After one month, Washington must clean up these three areas originally appeared on NBC Sports Washington
Ron Rivera was asked on Monday to grade his team through their first four games of the 2020 season. He declined.
The coach said he doesn’t like participating in that exercise. He instead chose to point out that he believes Washington is playing with effort yet also has lots of developing left to do.
While Rivera didn’t want to get into any specifics, now feels like the proper time to do so, considering the franchise is one-quarter of the way through the schedule. So let’s do that, with an eye specifically on what hasn’t worked so far.
If the Burgundy and Gold want the next three quarters of the year to be an improvement over the first, they must make major jumps in these three areas.
Third-down conversion percentage
The Broncos have already used a trio quarterbacks since Week 1. The Bears have to choose between Nick Foles and Mitch Trubisky. The Jets are the Jets.
Despite those above circumstances, all three of those squads handle third downs at a better rate than Washington. In fact, everyone in the NFL handles third downs at a better rate than Washington.

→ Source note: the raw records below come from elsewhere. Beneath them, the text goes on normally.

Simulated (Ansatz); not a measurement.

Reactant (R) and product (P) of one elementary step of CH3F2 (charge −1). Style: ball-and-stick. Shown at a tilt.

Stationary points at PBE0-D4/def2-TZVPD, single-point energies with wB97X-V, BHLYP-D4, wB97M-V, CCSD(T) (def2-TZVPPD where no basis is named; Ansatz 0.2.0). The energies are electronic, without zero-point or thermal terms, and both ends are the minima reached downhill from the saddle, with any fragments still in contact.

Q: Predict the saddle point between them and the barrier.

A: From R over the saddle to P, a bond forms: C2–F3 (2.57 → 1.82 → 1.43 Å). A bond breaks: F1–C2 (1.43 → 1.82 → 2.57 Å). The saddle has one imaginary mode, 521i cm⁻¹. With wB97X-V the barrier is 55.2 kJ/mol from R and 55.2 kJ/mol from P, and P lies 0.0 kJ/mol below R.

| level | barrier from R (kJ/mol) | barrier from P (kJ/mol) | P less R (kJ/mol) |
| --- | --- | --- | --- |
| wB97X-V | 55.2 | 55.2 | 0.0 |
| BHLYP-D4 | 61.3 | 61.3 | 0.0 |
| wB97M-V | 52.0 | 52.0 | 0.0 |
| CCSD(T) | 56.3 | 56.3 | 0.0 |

Rivera and Scott Turner’s offense have posted a conversion percentage of 33.3 percent in their first four contests, which slots them last in the league in that category. Hey, at least that’s a higher mark than the 29 percent they “achieved” in 2019, which was also the sport’s worst number.
According to Nicki Jhabvala of the Washington Post, the unit isn’t doing themselves any favors on early downs, and therefore, they’re setting themselves up for some truly difficult situations:
Through Sunday, Washington has the 2nd-worst success rate (=conversion or TD) on 1st & 2nd down (45.8%) ... which is why they've had 32 3rd-&-longs (6+ yds to go) this season, tied for the 4th-most in the NFL.— Nicki Jhabvala (@NickiJhabvala) October 5, 2020
They had 8 3rd-&-longs vs. BAL. The conversion? Gibson's 40-yd gain.
That’s clearly the root of their problem. Finding a solution, meanwhile, isn’t as clear.
The continuing emergence of Antonio Gibson should make some difference, but much of it is going to come down to Dwayne Haskins’ accuracy when it’s time to move the chains and the offensive line’s ability to give running backs more room to maneuver before that time comes.
First half performance
That’s the point differential between Washington and their opponents in the first half of their 2020 matchups.
Washington isn’t the one behind the 75, in case you were curious. You probably weren't.
As for the second half, Rivera’s side is actually outscoring their foes, 55-37. That number is buoyed by their 20-0 shutout of the Eagles in the opener following halftime, but still, they’re much steadier late than they are in the two quarters that occur right after kickoff.
If the team is going to take advantage of an NFC East that’s weaker than a cell phone’s signal in the woods, they have to quit allowing themselves to fall into immediate deficits.
Grabbing a lead, or even just staying even, will help their pass rush remain a factor and make life easier on their offense.
Per Pro Football Reference, Washington has missed 30 tackles already. Only five defenses in the NFL have been more unreliable in that aspect.
The back end is where the missed tackles have felt particularly frequent, and PFR’s data supports that. Landon Collins (six) and Troy Apke (four) are responsible for a third of the overall count. Collins is the roster's leader, while Apke is tied with Kevin Pierre-Louis for second.
When a safety can’t bring a ball carrier down, that usually spells doom. Look at both of Kyler Murray’s touchdown runs in Week 2 and Lamar Jackson’s 50-yard score in Week 4 as prime examples of that.
Collins and Apke aren’t alone in needing to be more disciplined and dependable, though. It’s a problem that all three levels of the group are contributing to, and if it isn’t corrected, it’ll keep preventing the defense from delivering on its preseason reputation.